The first in a short series of posts about how I designed the puzzles for Last Train to Timbuktu. Or rather, how I designed a puzzle designer, since all of the game's puzzles are randomly generated.

Scott MacLean, Blogger

March 9, 2013

4 Min Read

Note: This entry is cross-posted from my blog at greeneyedgames.ca. As such, it's written for a general audience, but I'd be more than happy to get into a more technical discussion.

This is the first in a short series of posts about designing the puzzles in Last Train to Timbuktu!. Actually, as you'll soon see, it's about designing a puzzle designer, because I didn't really design the puzzles at all.

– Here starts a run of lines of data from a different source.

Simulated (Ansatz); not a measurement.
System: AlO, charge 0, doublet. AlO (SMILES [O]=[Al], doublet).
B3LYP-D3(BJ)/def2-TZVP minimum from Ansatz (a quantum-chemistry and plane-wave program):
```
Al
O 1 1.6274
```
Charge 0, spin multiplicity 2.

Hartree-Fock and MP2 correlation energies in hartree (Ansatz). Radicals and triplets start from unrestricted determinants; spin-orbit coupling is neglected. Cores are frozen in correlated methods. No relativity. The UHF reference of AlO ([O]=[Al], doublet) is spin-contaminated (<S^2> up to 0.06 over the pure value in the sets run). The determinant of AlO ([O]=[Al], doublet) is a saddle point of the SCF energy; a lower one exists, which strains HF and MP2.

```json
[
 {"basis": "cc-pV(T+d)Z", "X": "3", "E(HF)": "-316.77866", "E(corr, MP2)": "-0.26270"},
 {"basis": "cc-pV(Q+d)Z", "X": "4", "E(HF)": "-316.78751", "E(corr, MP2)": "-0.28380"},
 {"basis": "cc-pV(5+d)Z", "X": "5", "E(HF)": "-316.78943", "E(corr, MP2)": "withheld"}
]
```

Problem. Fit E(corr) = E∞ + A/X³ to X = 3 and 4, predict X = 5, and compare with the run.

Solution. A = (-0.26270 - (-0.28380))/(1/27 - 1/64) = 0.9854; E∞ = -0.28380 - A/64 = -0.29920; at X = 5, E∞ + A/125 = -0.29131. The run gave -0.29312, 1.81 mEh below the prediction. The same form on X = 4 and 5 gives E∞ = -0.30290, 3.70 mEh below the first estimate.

In many puzzle games, once you've beaten all the levels, the game is done. I guess you could start the game over to see how much easier it is, but it wouldn't be as much fun. Other games, like Tetris and Bejeweled don't have set levels at all. You just sit down and play, and do as well as you can with the pieces you get. The game is never really done because you're never solving the same puzzle twice.

I wanted Last Train to Timbuktu! be like Tetris in this regard: always the same rules, but never the same game twice, so there's always something to come back to. So I didn't sit down and create fifty or a hundred different puzzles. Instead, I created a puzzle designer. Every time you play a game of Last Train to Timbuktu, the puzzle designer is sitting there in the background making up new puzzles for you to solve.

In this series, I'll explain how the puzzle designer works and, more importantly, why it works that way. Today, we'll start at the beginning and look at the bare bones of a puzzle in Timbuktu.

As you know if you've played the game or watched the trailer, a puzzle in Last Train to Timbuktu is just a path between train stations with mixed up train tracks. To solve the puzzle, you rotate rows and columns of the tracks so that they connect the stations. So, when the puzzle designer creates a puzzle, it has two fairly obvious jobs to do:

  1. create a path between stations, and

  2. put mixed up tracks on it.

To create a path, the designer puts down a station on an empty puzzle board. Starting at the station, it wanders aimlessly through the board, laying down train tracks as it goes. When it happens to wander off the board, it decides that's a pretty good spot for the second station, and presto! It has a train track between two stations.

Of course, we don't want paths that look like these ones.

This path is too simple.This path has too many crossings.

So the designer has to be a bit careful to make sure the path is long enough and doesn't cross over itself. But this aimless wandering already produces interesting, varied train tracks just waiting to be scrambled into puzzles.

To accomplish said scrambling, the puzzle designer can't just mix up the tracks all willy-nilly. No - it must bear in mind exactly what it's designing: a puzzle. A puzzle intended to be solved by a player, and so it's rather important that the puzzle has a solution. The designer must therefore make sure that, however it mixes up the tracks, you'd better be able to un-mix them by rotating rows and columns.

The best way to do this, of course, is to mix up the tracks by rotating rows and columns, and so that's exactly what the designer does. Then you, the player, if you're clever enough, can just rotate the same rows or columns in the opposite direction to solve the puzzle. Of course, most of us aren't quite that clever and it takes us a few extra moves to connect the stations.

As when it makes a path, the designer has to be a bit careful when scrambling the pieces. Mostly, it has to avoid the two situations illustrated below. In the puzzle on the left, moving the middle column has no effect. On the right, the designer has scrambled up the puzzle, but inadvertently solved it in the process.

Moving the middle column has no effect. This puzzle is scrambled, but already solved!

Fortunately, these situations are easy to avoid. When the designer moves a row or column, it checks if the move was redundant or solved the puzzle. If so, it just reverses the move and tries a different one. The result is nice juicy puzzles like these:

A puzzle from Race mode.A puzzle from Race mode.A puzzle from Race mode.A puzzle from Race mode.

As you can see from the screenshots, these kind of single-path puzzles are used in the Race mode of the game. But the game doesn't stop there, and neither does the puzzle designer. In the next couple of posts, I'll look at how the designer builds on this foundation to generate more elaborate, strategic puzzles for the challenge modes, and how it takes difficulty levels into account.